Biden suggests rival plan to China's 'Belt and Road'

Updated 28 Mar, 2021

WASHINGTON: US President Joe Biden has suggested founding an initiative from "democratic" countries to rival China's trillion-dollar Belt and Road infrastructure initiative as tensions spike between the Asian power and Western nations.

Biden said late Friday that he floated the proposal in a call with British Prime Minister Boris Johnson amid a row over sanctions against abuses targeting the Uyghur minority in China's northwestern Xinjiang region.

"I suggested we should have, essentially, a similar initiative coming from the democratic states, helping those communities around the world that, in fact, need help," Biden told reporters, referring to Belt and Road.

Beijing's influence has grown in some nations in recent years through loans and projects under the initiative, raising concerns among regional powers and Western nations.
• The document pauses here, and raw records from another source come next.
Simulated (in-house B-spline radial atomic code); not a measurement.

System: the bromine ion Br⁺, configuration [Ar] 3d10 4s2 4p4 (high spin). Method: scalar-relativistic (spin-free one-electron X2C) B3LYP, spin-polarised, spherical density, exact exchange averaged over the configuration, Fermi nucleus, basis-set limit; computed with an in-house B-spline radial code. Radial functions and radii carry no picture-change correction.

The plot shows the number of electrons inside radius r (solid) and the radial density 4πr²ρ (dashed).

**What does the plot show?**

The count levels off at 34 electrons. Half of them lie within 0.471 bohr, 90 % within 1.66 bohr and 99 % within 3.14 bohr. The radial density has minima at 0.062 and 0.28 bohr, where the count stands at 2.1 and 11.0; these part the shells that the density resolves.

China has helped scores of countries build or develop roads, railways, dams and ports. President Xi Jingping has promised to "pursue open, green and clean co-operation" under Belt and Road, yet Chinese banks have continued to finance coal projects as Beijing uses the initiative to make an overseas coal play.

Between 2000 and 2018, 23.1 percent of the $251 billion invested by China's two biggest policy banks on overseas energy projects was spent on coal projects, according to Boston University's database on China's global energy financing.